File sharing's red herring: secure, external communication

FIle Sharing Red Herring
Keep your data secure...at all costs

You can't turn on the news, pick up the paper or scan your favorite website without hearing a report about a data breach, loss of intellectual property or hacked files. A recent statistic reported by CNNMoney revealed that 47% of U.S. adults have had their personal information hacked. The business world is also affected, with companies such as Australian telecommunications provider Telstra and even the New York City Transit Authority suffering data losses in 2014.

With cybercrime on the rise, it is no wonder that IT administrators are walking around with a glassy-eyed look of fear, wondering if their companies will be the next target. Although IT can build extremely secure internal networks, they still face a critical problem. Files must travel outside of that secure, internal data center network for external collaboration with partners, customers and other employees. When hackers and data thieves are lurking around every corner, how can the IT director say yes to unlimited sharing?

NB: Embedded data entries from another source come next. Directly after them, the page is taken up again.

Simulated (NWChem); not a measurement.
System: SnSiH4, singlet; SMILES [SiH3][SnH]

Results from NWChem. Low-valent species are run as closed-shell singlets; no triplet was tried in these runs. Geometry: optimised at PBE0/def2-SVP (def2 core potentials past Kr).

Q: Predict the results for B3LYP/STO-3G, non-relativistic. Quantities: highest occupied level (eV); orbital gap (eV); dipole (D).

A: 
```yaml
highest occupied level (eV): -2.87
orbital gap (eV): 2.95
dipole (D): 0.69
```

You cannot build an 8-foot wall around your company to lock in all of your data. For one, employees will find a way to circumvent those walls and take data off-site, likely on mobile devices to work from home or on the road, and data loss will still occur. Secondly, your company is not a self-sufficient fiefdom. Information must be shared with customers, partners, investors and other outside parties. Each time a file leaves a company's secure internal server, it is at risk of being stolen, shared with an unintended recipient or just lost. So, can a file ever be securely shared outside of the company's four walls?

Don't be fooled by a red herring

There are numerous solutions that claim to secure and track files for auditing purposes. However, many of these offerings are just red herrings. They may look secure and sound secure, but in reality not all file storage and sharing solutions are created equal. What is acceptable for an individual, may be insufficient for business.

The fact is: the word "secure" is a misnomer in the industry. It is not enough to just know that the file is secure while stored on a box service; enterprise security must encompass the entire lifecycle of the file and its various renditions. This is where the struggle lies for enterprise IT – it is recognizing that the term "secure" has many variations, knowing what it means for each product, and identifying what additional security measures they must put in place to protect their firm. In other words, IT must remove the big red bulls-eye attached to its company.

Defining security in your company

If IT can't keep everyone and everything contained within its own castle behind thick, sturdy walls, then there must be a clear method that allows for information to be shared externally among partners and employees. If you are an athletic shoe manufacturer, for example, you may need to share schematics and production design with the overseas production team.

Yet, IT cannot just sit back and say "share away!" What if a competitor were to gain access to this information while in transit, or even worse, via an insider threat like a disgruntled employee? Here is the opportunity for IT to fully define security within their organization by creating – and enforcing – clear policies and implementing technologies on how information is sent beyond the company's walls. In order for this effort to succeed, employee input and buy-in is critical. Without their acceptance of any policy or approved technology, IT's efforts will be for naught.

The inescapable truth is that cybercrime is becoming the new norm and that means another enterprise data breach will soon make the top story on the 6 o'clock news. Now is not the time to stand mute waiting for the inevitable breach or data loss to occur. IT administrators need to be proactive and take control over how data is shared externally, before it's their company splashed all over the news.